There are roadblocks to rebalancing.
If you have not reviewed your portfolio in a while, now might be a good time to crunch the numbers.
Rebalancing portfolios is a term used to reposition investments in a portfolio back to the original targeted percentages. At Rodgers & Associates, our investment policy dictates rebalancing occurs when the stock to bond allocation is out of tolerance by 5%. All other asset classes, such as large cap value or international, are given tolerance levels as well. The idea is to trim back positions that advance over their predefined levels. By doing this you are forced to sell when the price is high and conversely, buy when prices are low. With the S&P up over 19% year to date through 7/31/13, stocks are now overweighted in most portfolios and need to be reduced to maintain targeted allocation levels.

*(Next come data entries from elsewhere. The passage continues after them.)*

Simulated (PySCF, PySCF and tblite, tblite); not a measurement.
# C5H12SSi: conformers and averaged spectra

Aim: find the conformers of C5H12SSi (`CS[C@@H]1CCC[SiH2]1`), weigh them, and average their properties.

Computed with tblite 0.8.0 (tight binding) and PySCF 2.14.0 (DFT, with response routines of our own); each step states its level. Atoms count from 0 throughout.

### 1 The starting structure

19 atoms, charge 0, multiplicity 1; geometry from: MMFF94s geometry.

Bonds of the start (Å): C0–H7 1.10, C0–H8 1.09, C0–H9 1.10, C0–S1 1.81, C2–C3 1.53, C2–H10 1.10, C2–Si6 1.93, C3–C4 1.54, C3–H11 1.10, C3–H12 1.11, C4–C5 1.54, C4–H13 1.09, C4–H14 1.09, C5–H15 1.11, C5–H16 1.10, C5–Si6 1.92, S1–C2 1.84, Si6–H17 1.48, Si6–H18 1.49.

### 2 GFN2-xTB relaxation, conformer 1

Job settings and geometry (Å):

There has been a great deal of research as to the optimum time to rebalance. According to a Vanguard study done in July of 2010, there is no obvious benefit to rebalancing quarterly, semi-annually, or annually. The issue is more directly related to transaction costs and taxes.
There are roadblocks to rebalancing. One of the biggest roadblocks is getting good information on a timely basis so that you can determine when you are truly out of balance. If a portfolio is not consolidated, this task becomes increasing complex. Assets need to be properly classified and appropriate tolerance levels need to be set. If your assets are with a broker, commissions can halt the process quickly. Fee based advisors are not compensated by commissions, so transaction costs typically don’t impede the rebalancing process. Triggering realized capital gains (especially short term gains) could also be a constraint. Last but not least, greed and fear are perhaps the biggest culprits to not executing the strategy. Emotionally, it is difficult to sell when the markets are strong and even harder to invest when markets are weak. This is counterintuitive to how our brains are wired.
Managing your wealth is a multifaceted discipline. Rebalancing portfolios is just one concept that illuminates this truth.